In Japan, the exception to many rules, Lapthorne admits that the model does not work at all. There is no discernible difference between how stocks behave based on how heavily they are invested.

How does the model work? There is no agreed measure for under- or over-investment. Different investment levels are appropriate for different companies at different times.

Thus it is necessary to take into account a company’s position using different measures, and to rank them using different measures of investment. This shows which companies, relative to peers, invest most or least.

Those in the “tails”, which differ most from the norm, can be called over- and under-investors, and their performance measured.

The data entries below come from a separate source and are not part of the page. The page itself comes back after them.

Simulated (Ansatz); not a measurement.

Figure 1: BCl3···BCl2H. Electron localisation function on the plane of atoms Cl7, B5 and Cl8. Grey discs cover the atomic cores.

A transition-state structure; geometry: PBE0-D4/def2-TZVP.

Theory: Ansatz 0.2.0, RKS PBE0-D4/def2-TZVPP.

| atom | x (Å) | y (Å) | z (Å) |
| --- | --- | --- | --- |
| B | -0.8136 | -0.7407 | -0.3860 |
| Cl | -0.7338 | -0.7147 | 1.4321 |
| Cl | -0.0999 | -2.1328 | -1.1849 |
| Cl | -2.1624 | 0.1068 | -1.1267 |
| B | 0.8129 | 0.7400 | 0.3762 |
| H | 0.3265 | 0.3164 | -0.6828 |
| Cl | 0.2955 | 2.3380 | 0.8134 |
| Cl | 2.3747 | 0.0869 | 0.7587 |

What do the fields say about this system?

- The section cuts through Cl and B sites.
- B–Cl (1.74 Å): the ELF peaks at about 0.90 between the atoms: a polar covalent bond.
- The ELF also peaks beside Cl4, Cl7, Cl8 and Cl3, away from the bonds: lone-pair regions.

The mathematics soon grows complex. For level of investment, Lapthorne’s team used five measures: capital expenditure-to-sales; new investment-to-sales; total annual change in property, plant and equipment (scaled by a company’s total assets); annual change in total assets; and annual growth in total employees. Between them, these measures capture what we mean when we talk about over-investment.

As some industrial sectors naturally invest far more than others, the data are then screened for five factors: the ratio of free cash flow to net property, plant and equipment (which gives an idea of how much of its cash a company is investing); the ratio of total debt to total assets; Tobins’ Q — the classic valuation measure that compares a company’s market value to the total replacement value of its assets; the ratio of retained earnings to sales; and a company’s sector.

On this basis, the most over-invested US companies over one year are in consumer services while the most underinvested, over five years, are in oil and gas. In Europe, the greatest over- and under-investors are in telecoms, still roiled by the historic over-investment during the sector’s boom at the end of the 1990s.

None of this means under- and over-investment should become one of the first factors investors should look for. Lapthorne admits it remains far more important to look at whether a share price is cheap, or whether a company has a strong balance sheet.

It is only too easy to imagine that someone will try to launch an exchange traded fund to systematise these ideas into a “smart beta” investment strategy. However, it still has its uses.

If you are nervous that a company you hold seems to have an unnecessarily flashy new headquarters, a check to see whether it shows up on a screen for over-investment could be useful. More usefully still, anyone wildly excited about a stock should run a reality check if it shows up on an over-investment screen.

There are also some intriguing political implications. Policymakers across the world are angry that companies are hoarding cash, and want them to start investing. This research suggests anyone who starts investing again could soon be punished by the market.